The Winwick Pig

geograph-3743542-by-Colin-Park

On the exterior of St. Oswald’s Church in Winwick, Warrington, are two figures representing St. Oswald and St. Antony. Just to the side of St. Antony’s foot is another little carving, worn with time, which some believe to be a lion, the emblem of a local family, the Gerards. Such is the sensible history.

Others believe that the carving is not a lion at all, but a pig. Why? Well, there are three explanations to choose from. The first says that it is associated with St. Antony, who gave up a life of degeneracy in order to become a Christian. The pig, regarded as a filthy creature, represents the degenerate life which St. Antony trampled underfoot.

The second explanation is that the pig is in memory of the annual ‘tithe pig’ which made regular tours of the village in search of food. The pig wore a little bell around its neck and parishioners, on hearing the bell, would offer up anything they could spare. In due course, the fattened pig would be slaughtered and shared out amongst the poorest families.

The third explanation, though, carries all the hallmarks of a true English folkloric story and is, for that reason, my favourite.

It is said that St. Oswald died here, in battle, in the year 642. When it was decided to build a church in his honour, the chosen location was a little distance away from the small hill on which he had died. Builders and stone-masons were hired, materials were acquired and work on the foundations of the church commenced but, each morning, the stones were found to have been moved to the little hill nearby. Finally, a night-watchman was appointed. When morning came he had a truly remarkable tale to tell, about a huge unearthly pig who had appeared amidst the stones. The pig, he said, had picked up the stones one by one and carried them to the small hill – the precise site of St. Oswald’s death – where he deposited them. Hearing this, the superstitious builders felt they had no choice but to build the church where it now stands and the stonemasons added a carving of the pig so all would remember him.

St. Oswald’s Church is not the only church about which such a tale is told. Time and again we hear legends of supernatural forces influencing the siting of churches, with their foundations being moved night after night until the builders give in and follow these determined instructions. Usually, the spot is chosen by fairies or the Devil. Other influencers are rare but not unknown – in Leyland the culprit was a huge ghostly cat – but the legend of Winwick’s church is, to my knowledge, the only one to mention a pig.

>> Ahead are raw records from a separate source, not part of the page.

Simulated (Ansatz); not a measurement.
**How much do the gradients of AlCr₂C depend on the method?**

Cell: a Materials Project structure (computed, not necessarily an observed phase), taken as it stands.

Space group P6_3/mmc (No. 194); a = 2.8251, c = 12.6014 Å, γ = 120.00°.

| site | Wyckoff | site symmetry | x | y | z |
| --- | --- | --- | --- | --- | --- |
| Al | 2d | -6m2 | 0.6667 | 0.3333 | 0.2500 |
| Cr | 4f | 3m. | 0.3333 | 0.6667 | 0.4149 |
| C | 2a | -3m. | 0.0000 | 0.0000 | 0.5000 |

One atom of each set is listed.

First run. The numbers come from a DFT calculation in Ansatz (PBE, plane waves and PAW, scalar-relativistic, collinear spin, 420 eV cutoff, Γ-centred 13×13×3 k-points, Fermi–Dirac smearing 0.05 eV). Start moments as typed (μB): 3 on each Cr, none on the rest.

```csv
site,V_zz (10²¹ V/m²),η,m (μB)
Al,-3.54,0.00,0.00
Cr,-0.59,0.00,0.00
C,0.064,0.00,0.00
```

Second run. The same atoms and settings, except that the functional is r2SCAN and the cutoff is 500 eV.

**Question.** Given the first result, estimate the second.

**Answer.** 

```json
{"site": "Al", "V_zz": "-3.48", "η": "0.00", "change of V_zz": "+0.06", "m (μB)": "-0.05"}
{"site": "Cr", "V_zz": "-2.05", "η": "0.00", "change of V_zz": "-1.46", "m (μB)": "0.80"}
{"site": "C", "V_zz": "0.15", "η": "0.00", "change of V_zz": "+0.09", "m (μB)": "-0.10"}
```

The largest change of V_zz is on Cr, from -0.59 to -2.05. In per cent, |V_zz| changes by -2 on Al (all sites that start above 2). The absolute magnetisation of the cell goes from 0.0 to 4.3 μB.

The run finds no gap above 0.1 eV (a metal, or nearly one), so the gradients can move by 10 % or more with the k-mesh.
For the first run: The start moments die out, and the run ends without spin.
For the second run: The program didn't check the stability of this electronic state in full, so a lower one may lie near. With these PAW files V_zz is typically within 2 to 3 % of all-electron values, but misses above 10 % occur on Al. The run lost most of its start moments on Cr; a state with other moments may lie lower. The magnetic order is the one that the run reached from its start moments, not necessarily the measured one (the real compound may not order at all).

Quite why this story is told so often, in so many villages and towns at great distances from each other, is not a question which can be easily answered. However, it is a fact that many early Christian churches were built on the sites of earlier, pagan, religious buildings. Perhaps, then, the real answer to the mystery of these moving churches is that when the builders chose the wrong spot, local people quietly put them right and blamed supernatural forces which could not be questioned.

As an afterthought, it’s also worth noting that in Winwick, folklore mentions the squealing noise the ghostly pig made, describing it thus; “Wee-wick”. It is said that this how Winwick came by its name. Of course.

Image: Colin Park.

About LancashireFolk

Lancashire folklore, legends, ghosts, local history - author of 'Lancashire Folk' published by Schiffer Publishing 2016 - 9780764349836 £19.50. Please visit www.foliatehead.com to see upcoming books. The Enchanted Valley and Manchester Folk will be published in 2020. Cumbria Folk almost ready!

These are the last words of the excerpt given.